He died from carbon monoxide poisoning.

"Nobody will ever know how many kids were involved," his mother said in an interview on Friday from her home in Chesterfield, Mo.

"It's heartbreaking to think that the public has been so deceived."

To protect their children, the mothers are not being identified in this story.

Symons' confession raises questions about his handling of the D'Angelo case while Symons served in St. Petersburg, from 1971 to 1983.

The D'Angelo case began in 1967, when five boys told their parents that D'Angelo had molested them while serving as pastor of St. Mark's Catholic Church in Boynton Beach.

The boys' parents confronted church leaders in Miami _ then the headquarters of the Catholic Church for South Florida _ and the leaders promised them that D'Angelo would never work around children again, court records show.

In exchange, church leaders asked that the families not pursue criminal or civil court charges, court records show.

"The Diocese convinced the parents . . . that such actions would reflect on them as not being good Catholics, that they should not hurt the Church, that D'Angelo had no history of similar conduct," according to an affidavit filed in Palm Beach County Circuit Court last year.

For eight months, D'Angelo was sent to St. Luke Institute near Baltimore, a common destination for priests who have struggled with alcohol or sexual deviance. After that treatment, the parents were told, D'Angelo "would not be placed in a parish or in any position where he would have unsupervised access to children," court documents say.

Instead, D'Angelo had been reassigned to parishes on Florida's west coast. There, he continued working with children, and eventually faced more allegations of molestation. Back in Palm Beach County, parents of the children who had originally been molested by D'Angelo were incensed.
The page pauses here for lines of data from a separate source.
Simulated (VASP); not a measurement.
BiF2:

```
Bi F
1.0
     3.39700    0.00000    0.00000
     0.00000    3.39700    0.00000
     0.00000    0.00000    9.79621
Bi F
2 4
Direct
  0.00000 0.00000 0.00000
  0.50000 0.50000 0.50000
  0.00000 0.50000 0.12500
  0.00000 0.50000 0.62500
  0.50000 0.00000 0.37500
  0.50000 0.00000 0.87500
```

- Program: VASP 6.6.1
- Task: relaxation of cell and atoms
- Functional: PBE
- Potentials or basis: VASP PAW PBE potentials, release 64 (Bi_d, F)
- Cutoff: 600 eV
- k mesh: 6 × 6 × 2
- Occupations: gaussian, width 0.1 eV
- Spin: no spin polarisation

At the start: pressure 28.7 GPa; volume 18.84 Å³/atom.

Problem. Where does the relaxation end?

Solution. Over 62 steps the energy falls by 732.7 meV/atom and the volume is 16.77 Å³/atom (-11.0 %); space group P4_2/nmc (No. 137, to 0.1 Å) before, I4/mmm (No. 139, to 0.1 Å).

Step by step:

When the Riviera Beach mother confronted Symons in the summer of 1995, he offered to pay for one son's counseling sessions. He left the money _ about $ 125 a week, always out of his own pocket, always in cash _ in small envelopes at the front desk of the diocese headquarters in Palm Beach Gardens, she said.

The mother now thinks the payments were part of an effort by the church _ and by Symons _ to continue burying the abuse allegations. Their decisions, she says, compounded the grief faced by her sons. At one time, both wanted to be priests. Today, they battle with drugs, and both are alcoholics.

Documents later compiled by investigators showed that Symons had known of D'Angelo's abuse. But Symons had determined that psychiatric reports showed that D'Angelo could continue serving as a priest, court records show.

"It was, 'I'll look out for you and you look out for me,' " the Missouri mother said. "That was the attitude. I just kick myself sometimes when I stop to think. They did nothing about it."

Meanwhile, Symons had opportunities to surround himself with children.

In May 1958, he was ordained in the Diocese of St. Augustine, once the only diocese in Florida. Four months later, he founded St. John Manor, a retreat and camp south of Jacksonville, according to Kathleen Bagg-Morgan, spokeswoman for the St. Augustine diocese.

The retreat was used largely as an "overnight camping area" for children from the diocese and its youth ministry. Symons worked at the camp as its director, she said.

In May 1959, a year after he was ordained, he founded another retreat in Floral City, on Florida's west coast, called the Good Counsel Camp. Children often stayed overnight there, too, but it remains unclear whether Symons, the assistant director, actually worked on site.

By 1964, Symons was the pastor at St. Joseph Parish in Bradenton, a sprawling, adobe complex that includes an elementary and a middle school.

Symons apparently remained at the parish until 1971, when he took over as the chancellor in St. Petersburg.

Despite the allegations, people who worked with Symons in Bradenton or studied at St. Joseph's schools said there were no outward signs of any sexual deviance.

Con Nicholas, now a special education teacher at Riverview High School in nearby Sarasota, attended St. Joseph's school from first through eighth grade.

Symons was in Bradenton for five of those years, from 1964 through 1969, Nicholas said. Symons did not teach at the school, but handled administrative duties, such as handing out report cards, and delivered Mass to all students every Friday.

"I would have never suspected something like this," Nicholas said.

Relda Wilson remains finance director at St. Joseph's and worked for Symons during his tenure there.

"He was the brightest man I have ever worked with," Wilson said.

"He was very good, and seemed to be very good with people. I was as surprised as the rest of the world."